Open euloh opened 3 years ago
The problem is that we do not properly handle dropped perf events, i.e. records that could not be recorded in the perf event output buffer because there not being space available. Release 2.0.0-1.13 will include drop counter support which includes a patch to resolve this issue.
When dt_consume_one() encounters an unrecognized hdr->type -- for example, PERF_RECORD_LOST -- it returns DTRACE_WORKSTATUS_ERROR without running dt_set_errno(dtp, errno). Then, dt_consume_cpu() passes DTRACE_WORKSTATUS_ERROR up the call stack through dtrace_consume() and dtrace_work(). In cmd/dtrace.c in main(), the dtrace_work() error return value leads to the dfatal("processing aborted") call. The unset dtp->dt_errno adds the "Success" string. The result is that processing is aborted with only the puzzling explanation that the status is "Success."

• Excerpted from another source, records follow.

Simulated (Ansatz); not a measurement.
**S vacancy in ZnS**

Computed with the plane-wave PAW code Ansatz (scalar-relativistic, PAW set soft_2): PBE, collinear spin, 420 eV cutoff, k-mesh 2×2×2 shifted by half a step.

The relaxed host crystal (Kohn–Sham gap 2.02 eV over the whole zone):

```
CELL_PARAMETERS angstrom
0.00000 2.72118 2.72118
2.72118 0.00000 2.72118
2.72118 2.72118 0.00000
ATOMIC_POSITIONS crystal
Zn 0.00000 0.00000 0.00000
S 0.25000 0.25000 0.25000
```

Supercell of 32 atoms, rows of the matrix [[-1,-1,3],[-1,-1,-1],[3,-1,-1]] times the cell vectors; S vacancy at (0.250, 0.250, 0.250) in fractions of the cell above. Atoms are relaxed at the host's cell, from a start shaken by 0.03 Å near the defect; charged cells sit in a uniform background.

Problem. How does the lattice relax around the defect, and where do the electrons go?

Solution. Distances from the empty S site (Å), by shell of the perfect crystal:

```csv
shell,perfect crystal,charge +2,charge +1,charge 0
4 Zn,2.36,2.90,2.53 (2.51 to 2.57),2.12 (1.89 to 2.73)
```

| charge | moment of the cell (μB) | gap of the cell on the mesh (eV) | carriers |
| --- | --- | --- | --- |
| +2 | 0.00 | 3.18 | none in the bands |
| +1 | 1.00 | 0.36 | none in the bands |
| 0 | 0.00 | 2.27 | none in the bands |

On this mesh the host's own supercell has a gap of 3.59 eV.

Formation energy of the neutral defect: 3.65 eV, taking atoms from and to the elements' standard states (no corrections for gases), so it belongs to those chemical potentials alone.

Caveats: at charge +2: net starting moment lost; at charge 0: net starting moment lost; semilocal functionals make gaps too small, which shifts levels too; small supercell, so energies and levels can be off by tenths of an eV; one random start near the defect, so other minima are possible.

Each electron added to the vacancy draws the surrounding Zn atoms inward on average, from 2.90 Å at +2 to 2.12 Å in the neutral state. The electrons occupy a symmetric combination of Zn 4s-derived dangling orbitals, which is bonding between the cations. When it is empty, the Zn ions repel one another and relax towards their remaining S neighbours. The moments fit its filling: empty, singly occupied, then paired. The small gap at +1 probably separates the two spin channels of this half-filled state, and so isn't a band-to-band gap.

Runs of the test suite can produce occasional such failures, which are typically not reproducible upon retrial.
Here is one way to demonstrate the problem:
dtrace -n 'ksys_write:entry { trace(1); }'
with output directed to the terminal (albeit possibly within a 'script' session to capture output). On my VM, even as many as ten million lines of output might be shown over the course of even a minute, but then the run aborts with the telltale message.